An audience with Tony Wilson

September 2004

Half the world thinks Tony Wilson is a visionary; the other half thinks he is a prat. He helped to reshape Manchester in the 1980s, thanks to the success of Factory Records and the fame of the Hacienda Club, but his beloved home town refuses to massage his large ego. “We’re not very big on gratitude and appreciation in Manchester,” he says. “We don’t go in for that very much.”

Wilson was a journalist at Granada in the mid-70s when the punk revolution broke. He was one of 42 people at a seminal Sex Pistols gig in Manchester and decided that the revolution should be televised. He put the band on So It Goes, the arts programme he fronted, and gave an early airing to a lot of other talent too – Blondie, the Buzzcocks, Elvis Costello, the Jam.

Never a man to downplay his achievements, he says he never once called it wrong. “I hope this doesn’t sound too arrogant,” he says ingenuously, “because I don’t want to be the José Mourinho of music, but I have a reputation for the 40 or 50 bands I put on television for the first time. Yet I always say if there are 50 amazing bands that I put on television for the first time, my real achievement is the 270 I didn’t, because I was right about them as well.” OK, José.

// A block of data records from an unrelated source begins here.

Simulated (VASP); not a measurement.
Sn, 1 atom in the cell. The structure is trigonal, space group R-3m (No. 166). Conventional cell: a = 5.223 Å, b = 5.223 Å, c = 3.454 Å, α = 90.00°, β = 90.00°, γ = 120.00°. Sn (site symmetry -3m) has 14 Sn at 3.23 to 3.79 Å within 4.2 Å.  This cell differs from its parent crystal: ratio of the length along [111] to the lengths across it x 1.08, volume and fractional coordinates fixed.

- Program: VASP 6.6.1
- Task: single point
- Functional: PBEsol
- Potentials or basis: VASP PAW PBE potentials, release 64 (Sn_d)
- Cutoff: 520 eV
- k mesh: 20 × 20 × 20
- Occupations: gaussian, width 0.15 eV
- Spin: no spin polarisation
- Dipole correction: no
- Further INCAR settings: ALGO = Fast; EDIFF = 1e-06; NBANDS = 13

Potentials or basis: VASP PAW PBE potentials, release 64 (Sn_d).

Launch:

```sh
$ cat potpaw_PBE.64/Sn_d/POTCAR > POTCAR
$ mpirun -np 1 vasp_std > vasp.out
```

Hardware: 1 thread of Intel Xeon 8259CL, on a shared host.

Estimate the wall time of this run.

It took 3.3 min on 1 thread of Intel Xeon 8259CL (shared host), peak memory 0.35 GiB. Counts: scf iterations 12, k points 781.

Factory Records was born when Granada suddenly decided that So It Goes had to go. There had been a falling out over Granada’s desire to excise the odd F-word from an Iggy Pop song and Wilson, never a man to compromise, refused to back down. “I was on my high horse claiming this was art,” he recalls. “You wouldn’t play with Mozart, how dare you play with an Iggy Pop performance. My bosses got more and more pissed off. I can understand it, I must have been a real pain the arse.” The programme was axed and Wilson went back to doing straight reporting.

But not for long. He had been bitten by the music bug and soon embarked on a dual career – journalist by day, rock impresario by night. “Having touched this world that had been my obsession from afar and been suddenly connected to it – Malcolm McLaren had given me a ‘Weird Sex’ T-shirt, Elvis Costello used to wink at me going on stage at a gig – I was part of this dream world and I didn’t want to lose it.”

Factory’s breakthrough came almost immediately with the signing of Joy Division, and Wilson’s description of how he spotted them sums up his thinking on what talent really is. “There used to be a night in Manchester arranged by the London labels Stiff and Chiswick, which went round the country doing talent nights,” he recalls. “Twelve bands played at Rafters that night. Every band in Manchester who was any good, or even halfway good, was playing. I watched the whole night and all these bands were quite good, then suddenly at the very end of the night – at five past two, they only played three numbers – came Joy Division, and it was chalk and cheese.

“It was a completely different experience. Every other band that was on stage that night was there because they wanted to be pop stars. They wanted to be in rock and roll. You could see it in the way they stood on stage and the look in their eyes. When Joy Division came on stage, they were on that stage because they had no fucking choice. They were driven and that is the difference: 99.9% of bands are there because they want to be pop stars; 0.1% are there because they have no choice. And the ones I love are the ones that have no choice, that are driven by their talent. I realised it that night and that has always been my definition ever since.”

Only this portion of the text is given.